- David Pollock
- 17 September 2021
We look at some of the best performances from Edinburgh's beloved multi-arts festival as it makes a triumphant move to evocative new spaces
In the shadow of Granton's austere old Gasworks, Hidden Door made a spectacular return this week. Filling a derelict warehouse with art and performance, and two back-to-back live music stages on a bit of paved brownfield scrubland, the festival's first couple of days offered a wealth of great work. Sitting squarely in the 'acquired taste' category (but also utterly loveable) was dance collective Something Smashing in the warehouse on Wednesday evening. With musicians in homemade tinfoil costumes walking the marked-off square of floorspace playing discordant saxophone blasts or scratchy cello, while dancers stretch and jerk into shapes which ambitiously mirrored the music, it's exactly the kind of thing you want to see at a disused warehouse in the middle of nowhere.

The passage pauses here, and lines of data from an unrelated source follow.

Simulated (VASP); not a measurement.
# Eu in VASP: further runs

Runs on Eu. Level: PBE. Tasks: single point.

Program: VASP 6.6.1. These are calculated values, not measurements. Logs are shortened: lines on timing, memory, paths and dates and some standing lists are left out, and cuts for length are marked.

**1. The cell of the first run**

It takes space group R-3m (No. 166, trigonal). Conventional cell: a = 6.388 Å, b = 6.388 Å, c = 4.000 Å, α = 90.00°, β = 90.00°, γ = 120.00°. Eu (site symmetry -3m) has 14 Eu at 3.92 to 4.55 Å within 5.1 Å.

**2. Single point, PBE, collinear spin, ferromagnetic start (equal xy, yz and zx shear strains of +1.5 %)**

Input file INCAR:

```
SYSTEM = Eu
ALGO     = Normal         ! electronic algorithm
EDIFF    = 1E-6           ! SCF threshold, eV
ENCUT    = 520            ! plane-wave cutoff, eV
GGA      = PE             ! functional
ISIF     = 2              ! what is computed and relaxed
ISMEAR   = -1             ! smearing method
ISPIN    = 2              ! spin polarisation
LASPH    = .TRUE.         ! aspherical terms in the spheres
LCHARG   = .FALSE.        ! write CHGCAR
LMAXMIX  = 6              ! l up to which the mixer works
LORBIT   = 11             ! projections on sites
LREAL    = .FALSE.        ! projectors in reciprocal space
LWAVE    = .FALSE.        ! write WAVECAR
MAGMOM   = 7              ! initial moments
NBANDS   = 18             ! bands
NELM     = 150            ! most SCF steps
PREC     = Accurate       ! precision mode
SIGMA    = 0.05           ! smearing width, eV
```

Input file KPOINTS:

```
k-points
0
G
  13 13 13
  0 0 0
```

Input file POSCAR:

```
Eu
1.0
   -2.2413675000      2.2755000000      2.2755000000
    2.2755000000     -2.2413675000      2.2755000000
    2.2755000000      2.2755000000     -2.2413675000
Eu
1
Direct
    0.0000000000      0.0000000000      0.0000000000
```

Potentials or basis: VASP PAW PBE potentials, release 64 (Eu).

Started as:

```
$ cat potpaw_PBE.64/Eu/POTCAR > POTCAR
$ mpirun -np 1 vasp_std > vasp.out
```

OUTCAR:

The biggest draw on Wednesday night's opening party were Pictish Trail, both a band (now featuring Fife-based sometime Super Furry Animal Guto Pryce on bass) and the alter ego of Eigg's electro-troubadour Johnny Lynch who was making up for lost time with delayed performances of his fifth album: Thumb World was cruelly released into the wild just weeks before lockdown hit. With the main stage's shimmering, expensive-looking lighting rig creating a sharp contrast to the gently glowing skeleton of the Gasworks on a hill behind, Lynch's new music suits the times, with moody, DIY grooves such as 'Turning Back' and 'Fear Anchor' sounding like a weary sigh of relief as the party finally got started.
On Thursday, a beautifully subdued highlight of a packed bill was Glasgow-based trio and 2020 Scottish Album Of The Year nominees Cloth, whose bleary-eyed ambient shoegaze fitted perfectly under the silver-grey early evening sky. Against tentative, subtly-picked guitar lines and softly-hit drums, Rachael Swinton's aching, whispered vocals call to mind a less arch, more human-sounding version of The xx. Back in the warehouse came theatre group Tortoise In A Nutshell with their acclaimed show Feral, a technical triumph which achieved an evocative ambience as its live Foley sound effects and voice parts echoed amid the rafters of this industrial space. The piece is an incredible work of contemporary puppetry, with small video cameras cutting between the cardboard residents of a quiet town which descends into anarchy when an opulent new 'supercade' mall imposes gentrification upon it.
Finally, Thursday evening's live music headliners The Orielles arrived from Halifax with a dizzying blend of quirky psychedelia and jangling indie-pop straight out of a student union in 1986, including the anthemic 'Sunflower Seeds' and the indie-punk dance groove 'Sugar Tastes Like Salt'. Unexpected and wonderful, they were a genuine treat, much like this top-rate festival which returned with a flourish.
Hidden Door, Granton Gasworks and Warehouse, Edinburgh, until Sunday 19 September.